At 18, Kenny Imafidon was arrested and charged with murder. Now he devotes his life to fighting social injustice, and getting young people engaged with politics and society…
‘I was at my mum’s house in Peckham when the police came, two days after my eighteenth birthday. I’d be lying if I said I wasn’t scared. I grew up in the area with just my mum and little brother. My mum came to this country 25 years ago from Nigeria and deprived herself, working menial jobs, so we could have the best possible life. She drummed into me that if you’ve got education, the world is your oyster – so I always took my education seriously and enjoyed school. Before I got arrested I was studying philosophy, politics, economics and history at college: very different to many of the friends I grew up with, a lot of whom got kicked out of school early.
I was charged in a big joint enterprise case, with five people arrested for six charges, including murder. Joint enterprise means you can be found guilty by association, which I think is an injustice. Last year the Supreme Court ruled that the police had been using it unjustly and disproportionately with black and minority ethnic communities for the last few decades – those aren’t my words, those are their words.
I was on remand for six months, and the conditions in prison were terrible. I was at HM Prison Feltham, but it’s not just there: it’s a wider problem. Prisons are understaffed, so a lot of people spend 24 hours a day in a cell, not doing worthwhile activities or getting the training they need to be employed when they leave.
Eventually I was fortunate enough to be acquitted. I don’t have a criminal record, but if I did, my chances of getting a job would be slim. If people in prison don’t already have certain skills or a good level of education, of course they’re going to reoffend when they come out. Rehabilitation just doesn’t happen.

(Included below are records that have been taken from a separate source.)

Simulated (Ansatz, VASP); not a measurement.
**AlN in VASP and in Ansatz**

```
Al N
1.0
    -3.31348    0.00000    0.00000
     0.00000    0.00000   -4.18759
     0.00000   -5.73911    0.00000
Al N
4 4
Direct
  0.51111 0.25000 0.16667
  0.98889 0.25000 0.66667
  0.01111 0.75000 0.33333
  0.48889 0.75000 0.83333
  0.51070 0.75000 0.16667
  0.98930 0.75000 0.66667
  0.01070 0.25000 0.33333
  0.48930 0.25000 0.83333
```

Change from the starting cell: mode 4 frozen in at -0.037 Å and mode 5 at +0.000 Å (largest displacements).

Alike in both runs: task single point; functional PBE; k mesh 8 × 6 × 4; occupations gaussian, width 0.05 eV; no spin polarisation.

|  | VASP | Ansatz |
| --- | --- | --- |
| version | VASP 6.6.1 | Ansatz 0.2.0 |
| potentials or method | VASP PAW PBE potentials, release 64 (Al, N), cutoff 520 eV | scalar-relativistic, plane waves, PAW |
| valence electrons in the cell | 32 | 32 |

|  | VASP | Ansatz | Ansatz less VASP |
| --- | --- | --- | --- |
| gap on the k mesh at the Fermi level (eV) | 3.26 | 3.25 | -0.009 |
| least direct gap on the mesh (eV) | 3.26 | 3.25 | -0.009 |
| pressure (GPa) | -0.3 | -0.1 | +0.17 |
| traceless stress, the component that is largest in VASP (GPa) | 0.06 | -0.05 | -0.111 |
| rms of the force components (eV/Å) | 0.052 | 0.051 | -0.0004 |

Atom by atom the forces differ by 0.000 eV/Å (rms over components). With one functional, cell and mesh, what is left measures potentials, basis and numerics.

I’ve always been passionate about social change. Growing up, I saw a lot of people struggling to get by, affected by drugs and alcohol, and I felt a sense of duty to do something about it. Before my arrest I was gaining political experience. I had a mentor who worked at the Home Office and he took me to a meeting with junior ministers and Theresa May, who was home secretary at the time. But I’ve got no silver spoon; I’m just a young black guy from Peckham passionately trying to do something.
Since coming out of prison I’ve become a social entrepreneur. My company, Clearview Research, helps organisations striving for social, racial and economic justice. I’m involved in campaigns to get more young people engaged with politics, like Bite the Ballot, and I recently met Theresa May again, this time at 10 Downing Street. I’m also a governor at a local school. Black representation on governing boards is key, as black students are three times more likely to be excluded.
I’m trying to raise aspirations, because kids need to understand they can be whoever they want to be. It’s my responsibility to remain authentic and make sure the young people aren’t forgotten. I’m very aware that I live a privileged life now, but that’s not the reality for
a lot of young black males from places like I’m from. I hope they see that regardless of what storms may come into your life, you can be who you want to be. You have the potential.’